It’s a book about loneliness, friendship, family, unconditional and persistent love, grief and loss, sadness, pure joy, and kindness. The whole book is full of characters who show relentless kindness and acceptance towards Lyla as she struggles to come to terms with the truth about her mother; her father persists in writing letters from abroad as he fights in the war, Ada speaks wisdom and is a rock for Lyla as she rages, and Solomon, the unassuming butler, is unrelentingly gentle and generous.


From a historical fiction point of view, this is a different take on WW2. Boarding schools are rarely used as the setting for WW2 fiction as the strict routine of life meant that other than food affected by rationing, very little, on the face of things, changed – however, this story explores the inner life of one girl and the effects of the war on her heart. For readers interested in Science and Maths, there are also brilliant moments in the story where Great Aunt Ada’s scientist approach to educating the girls comes to the fore – she is progressive in her ideas and insists that education should develop dreams, increase curiosity, and grow imagination, all wonderfully wise beliefs!
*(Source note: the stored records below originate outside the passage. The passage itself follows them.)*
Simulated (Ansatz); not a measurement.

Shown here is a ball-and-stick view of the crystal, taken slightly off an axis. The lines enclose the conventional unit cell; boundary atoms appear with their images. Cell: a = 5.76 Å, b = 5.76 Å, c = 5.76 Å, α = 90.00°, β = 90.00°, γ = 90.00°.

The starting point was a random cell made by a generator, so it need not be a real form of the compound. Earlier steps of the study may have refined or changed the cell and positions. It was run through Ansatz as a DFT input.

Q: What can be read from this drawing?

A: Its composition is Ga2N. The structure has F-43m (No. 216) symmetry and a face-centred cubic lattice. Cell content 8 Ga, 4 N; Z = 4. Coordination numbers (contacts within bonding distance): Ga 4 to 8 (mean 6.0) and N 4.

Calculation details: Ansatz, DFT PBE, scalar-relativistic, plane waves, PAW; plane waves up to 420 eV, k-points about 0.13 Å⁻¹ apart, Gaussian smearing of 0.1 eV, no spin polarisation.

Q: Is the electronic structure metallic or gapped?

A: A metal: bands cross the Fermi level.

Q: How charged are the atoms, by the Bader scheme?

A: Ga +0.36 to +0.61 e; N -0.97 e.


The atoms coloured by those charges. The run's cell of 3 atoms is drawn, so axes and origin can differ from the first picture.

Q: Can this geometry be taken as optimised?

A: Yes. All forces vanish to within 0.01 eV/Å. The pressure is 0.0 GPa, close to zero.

This is a gentle, slow burner of a read, with moments of genius. I smiled again and again as I read – for the kindness, for the zaniness, and for Angus’s exquisite turn of phrase – she is an exceptional writer – one who draws in vocabulary seldom used in novels for the 10-12 age range, and uses it with confidence and flair. This is a school story with a difference - with enough quirkiness to make it a bit mad, but enough emotion to ring true, it’s a must read!

Heads Up!

Sam Angus is an exceptional writer - 'Soldier Dog', featured in our WW1 booklist, is also excellent!

The age recommendation for this is based on the complexity of some of the wonderful language used, and also the nuance and subtlety of the slowly unravelling story of Lyla's memories, which I think readers under 11 would struggle to follow. For confident readers of 12 or 13, who have already got a history of reading school stories, this is perfect.

Publisher Review

It is 1939. When Lyla is evacuated from her home in London to her great-aunt’s enormous house in the West Country, she expects to be lonely. She has never been to school nor had any friends, and her parents have been at the centre of a scandal. But with the house being used to accommodate an entire school of evacuated schoolgirls, there's no time to think about her old life. Soon there is a horse in a first-floor bedroom and a ferret in Lyla’s sock drawer, hordes of schoolgirls have overrun the house, and Lyla finds out that friends come in all shapes and sizes.